The Lister Block is now open to the public. Tourism Hamilton's new office is buzzing with people, and it will be open during tonight's Art Crawl.
The Lister Restored (Image Credit: Matt Jelly)
As just one of many people who fought to make sure this building wasn't demolished, I'm overjoyed that the Lister Block has been restored. We've shown that heritage restoration can work, and indeed become a unique local asset, when we actually give it some thought, effort and investment.
As a City Councillor, Bill Kelly and his council colleagues voted to demolish the Lister Block in 2006. Today, Bill did a live broadcast for CHML 900 AM, singing the Lister's praises.
Tim McCabe, currently the GM of Planning and Economic Development, advised Council to demolish the Lister Block. Today, he spoke about the value of this investment, flanked by two Ticat cheerleaders, followed by a chant of "Oskee-wee-wee", for whatever reason.
Kathy Drewitt, Executive Director of the Downtown BIA, led a petition in favour of demolition. Today, the BIA is very proud of the newest addition to the downtown core.
Joe Mancinelli, Vice President of LIUNA, fought tooth and nail to convince council, local media and the general public that the Lister would be impossible to renovate, and would need to come down. In 2004 Mr. Mancinelli claimed that the Lister wouldn't survive another winter. Today, Mr. Mancinelli considers the Lister as one of LIUNA's proudest local achievements.
On June 14, 2006, Mayor Di Ianni, Councillors Bruckler, Collins, Jackson, Kelly, Merulla, Morelli, Mitchell, Pearson, Samson and Whitehead voted to demolish the Lister Block. Councillors Bratina, Braden, McCarthy and McHattie voted against.

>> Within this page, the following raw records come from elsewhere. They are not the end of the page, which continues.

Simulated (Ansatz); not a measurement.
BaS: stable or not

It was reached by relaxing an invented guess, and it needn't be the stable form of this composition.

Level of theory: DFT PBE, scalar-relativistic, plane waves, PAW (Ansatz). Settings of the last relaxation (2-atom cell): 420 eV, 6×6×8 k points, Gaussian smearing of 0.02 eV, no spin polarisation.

The Provincial Minister of Culture of the time, Caroline Di Cocco stepped in and informed Council they would be expected to convene a working group to explore all the options first before making this irreversible mistake. Thankfully this process was successful.
Lister Building in 2006 (RTH file photo)
I don't point this out to say, "I told you so", but rather in the hope that we learn from this experience that any building can be feasibly restored with the right attention, investment, and creativity.
I do hope the Lister Block is not used as an excuse not to save anything else. This isn't about one building, it's about doing what is right by our history and by our environment, every time we consider the option for any demolition.
It does seem that our civic leaders have no trouble in preserving and adapting their own revisionist histories - now let's do the same for our built heritage. Before we knock down any building in this city, let's make sure we have all of the information, and all of the options are fully explored before we give up.
There are many people who should be thanked for their dedication to this building, when all others claimed it was too far gone to save: Diane Dent, Michelle Stark, Kieran Dickson, Graham Crawford, Grant and Brenda Head, Bill Curran, Alissa Denham, Councillor Brian McHattie, Brian Henley, Tony Butler and more than 30 delegates who stepped up to tell City Council this building needed to be preserved. That's just a short list.
For those who say, again and again, "Oh, well we can't save every building," I believe we now have a very prominent example of just one case where that statement was dead wrong.
Enjoy the new Lister Block, but let's not rest on our laurels for too long. Let's make sure we make the right decision more than just this once.
We still have a lot of work to do, and I hope our civic leaders have learned an important lesson from the Lister Block.